The latest Analysys Mason report said mobile operators’ strategies for revenue growth remain sharply divided.
Some operators, notably NTT Docomo and Orange, continue to make large investments in areas such as banking.
A larger group of mobile operators, including Bharti Airtel, China Unicom and Telefonica, are experimenting with initiatives in areas such as fintech and analytics services, but they are not making major investments.
Most other operators are focusing on their traditional core connectivity businesses. The big US operators, AT&T and Verizon, are in a standalone group because they appear to be reducing their exposure to non-core areas.
“Our research suggests that operators’ activity in new areas is dictated by the state of their core businesses,” Indigo Barker, analyst at Analysys Mason, said in a report.
NTT Docomo and Orange are the keenest innovators
NTT Docomo and Orange are the keenest innovators out of all the mobile operators covered. Pressure on domestic telecoms operations is a key driver of the move to new service areas for NTT Docomo but, like Orange, its strategy is also driven by a bullish optimism about pursuing new opportunities. Both Orange and NTT Docomo consider new service areas to be not only sources of revenue growth, but also the basis for building new ecosystems in order to lower customer churn and improve the return on ‘assets’ such as customer data.
Beyond core connectivity, Orange’s service portfolio includes its established financial services and media operations, as well as a range of business services. Orange is rolling out its Orange Bank service across Europe and is planning to enter the banking market in Africa.
NTT Docomo is developing a membership model that is primarily supported by its ‘d-point’ rewards scheme and its payment and content services. At the same time, enterprise revenue growth via co-creation initiatives with partners from various verticals is a key focus. NTT Docomo plans to have 5000 enterprise partners by FY2021/2022.
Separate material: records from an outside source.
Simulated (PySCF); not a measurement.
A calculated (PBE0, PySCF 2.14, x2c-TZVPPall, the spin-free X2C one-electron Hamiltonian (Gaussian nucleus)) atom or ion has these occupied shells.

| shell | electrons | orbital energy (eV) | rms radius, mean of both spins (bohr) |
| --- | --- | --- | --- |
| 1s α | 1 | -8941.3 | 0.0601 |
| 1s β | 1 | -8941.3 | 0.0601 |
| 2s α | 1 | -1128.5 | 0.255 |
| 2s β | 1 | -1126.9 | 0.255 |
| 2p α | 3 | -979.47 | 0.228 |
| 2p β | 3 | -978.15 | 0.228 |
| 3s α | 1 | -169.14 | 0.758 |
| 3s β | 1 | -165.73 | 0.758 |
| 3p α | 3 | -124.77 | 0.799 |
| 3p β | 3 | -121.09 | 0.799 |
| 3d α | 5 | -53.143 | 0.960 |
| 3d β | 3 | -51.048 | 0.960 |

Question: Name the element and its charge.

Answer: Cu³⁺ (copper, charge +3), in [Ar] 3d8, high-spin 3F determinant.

Over-extension has been a key concern for AT&T and Verizon
AT&T and Verizon form a standalone group. Both have been aggressive investors in non-core areas such as media, advertising and IoT, but poorer-than-anticipated performance has resulted in these operators reining in their ambitions.
AT&T is deleveraging and selling off non-core assets due to investor pressure. The long-term future of its media empire remains unclear, though it seems stable for now. Further acquisitions remain unlikely, however.
Verizon has also been paring back on its non-core areas and is instead emphasising financial discipline and is concentrating on its 5G roll-out. The performance of these two operators should act as a warning about overreaching, losing focus on the core business and failing to realise the synergies that underpin aggressive M&A pushes.
Enterprise innovators such as Vodafone are building out their enterprise capabilities in various ways
Another group includes enterprise innovators; that is, operators with large and growing enterprise businesses. However, the specific approaches of these players to revenue growth vary. For example, Vodafone is placing emphasis on connectivity products such as SD-WAN and IoT and is adopting a partnership-based approach to cloud and hosting services.
There is no single way of doing things among digital experimenters
The approaches of various operators including Airtel, Axiata, China Unicom and Telefonica are characterised by digital experimentation. These operators know that there is potential for revenue growth outside of the traditional telecoms business, but are exploring their options carefully because of a lack of clarity regarding their viability.
Each member of the digital experimenter group is investing in a different way depending on the opportunities that are available to them and their geographical footprint. Axiata, for example, is building new digital businesses in fintech, digital advertising and analytics and APIs.
Telefonica’s investment interests outside the core consumer business are primarily based on data / analytics and media, and its fintech presence is limited to Spain and Germany. The formation of Telefonica Tech may represent a greater emphasis on security and IoT, but the operator will need to grow revenue organically in these areas because it appears to have ruled out large acquisitions.
Most operators remain focused on connectivity for revenue growth
We define connectivity players as those that are still focused on traditional domains for revenue growth (for example, via RGU and/or ARPU growth). Examples of operators in this group include America Movil and Millicom. Many of these operators do most, if not all, of their business in regions with promising economic growth prospects.
Investing in upgrading speeds and improving coverage is a priority for these operators. Building a presence in media or fintech is secondary, and where these operators offer such services, they are little more than ornaments to their core offerings. Most operators in this group are consumer-focused, but some, such as Telkom, have big enterprise businesses. Time will tell how this group will fare, but many of these operators are based in stable markets.
How operators’ core businesses are performing is the primary determinant of their growth strategies.
Orange and NTT Docomo have stable or stagnating core business revenue, which is pushing their attention to new opportunities in different spaces. AT&T and Verizon are rationalising old acquisitions, and Vodafone (and others in the enterprise innovator category) are waiting for core business revenue to stabilise. The digital experimenters do not have the funds for bigger plays (for the most part), and the connectivity players lack strong incentives to take risks.